Most object-oriented development environments consist of at least three parts:
- A library of objects
- A set of development tools
- An object-oriented programming language and support library
Cocoa is an extensive library. It includes several software frameworks containing definitions for objects that you can use “off the shelf??? or adapt to your program’s needs. These include the Foundation framework, the Application Kit framework (for building a graphical user interface), and others.
Mac OS X also includes development tools for putting together applications. There’s Interface Builder, a program that lets you design an application graphically and assemble its user interface interactively, and Xcode, a project-management program that provides graphical access to the compiler, the debugger, documentation, a program editor, and other tools.

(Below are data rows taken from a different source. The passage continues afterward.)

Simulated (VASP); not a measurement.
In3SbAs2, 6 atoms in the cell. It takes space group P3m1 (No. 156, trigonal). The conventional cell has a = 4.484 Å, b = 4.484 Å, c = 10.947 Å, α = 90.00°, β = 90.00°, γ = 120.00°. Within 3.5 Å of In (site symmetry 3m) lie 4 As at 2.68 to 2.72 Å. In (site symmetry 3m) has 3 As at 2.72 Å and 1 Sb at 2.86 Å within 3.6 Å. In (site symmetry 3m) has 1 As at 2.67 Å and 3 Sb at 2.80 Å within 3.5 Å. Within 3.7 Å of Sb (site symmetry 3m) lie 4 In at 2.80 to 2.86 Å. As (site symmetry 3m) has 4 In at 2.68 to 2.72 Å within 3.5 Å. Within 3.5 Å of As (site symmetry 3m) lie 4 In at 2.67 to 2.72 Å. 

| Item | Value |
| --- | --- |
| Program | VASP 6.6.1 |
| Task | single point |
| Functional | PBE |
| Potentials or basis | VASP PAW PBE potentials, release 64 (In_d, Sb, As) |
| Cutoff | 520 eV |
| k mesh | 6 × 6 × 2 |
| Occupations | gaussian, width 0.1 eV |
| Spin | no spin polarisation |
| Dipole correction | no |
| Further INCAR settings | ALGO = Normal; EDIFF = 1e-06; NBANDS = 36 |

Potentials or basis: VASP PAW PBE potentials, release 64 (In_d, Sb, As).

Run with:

This document is about the third component of the development environment—the programming language and its runtime environment. All Cocoa frameworks are written in the Objective-C language. To get the benefit of the frameworks, applications must use either Objective-C or a language bridged to Objective-C, such as Java.
Objective-C is defined as set of extensions to the C language. It’s designed to give C full object-oriented programming capabilities, and to do so in a simple and straightforward way. Its additions to C are few and are mostly based on Smalltalk, one of the first object-oriented programming languages.
This document both introduces the object-oriented model that Objective-C is based upon and fully documents the language. It concentrates on the Objective-C extensions to C, not on the C language itself. There are many good books available on C; this book doesn’t attempt to duplicate them.
Because this isn’t a document about C, it assumes some prior acquaintance with that language. However, it doesn’t have to be an extensive acquaintance. Object-oriented programming in Objective-C is sufficiently different from procedural programming in standard C that you won’t be hampered if you’re not an experienced C programmer.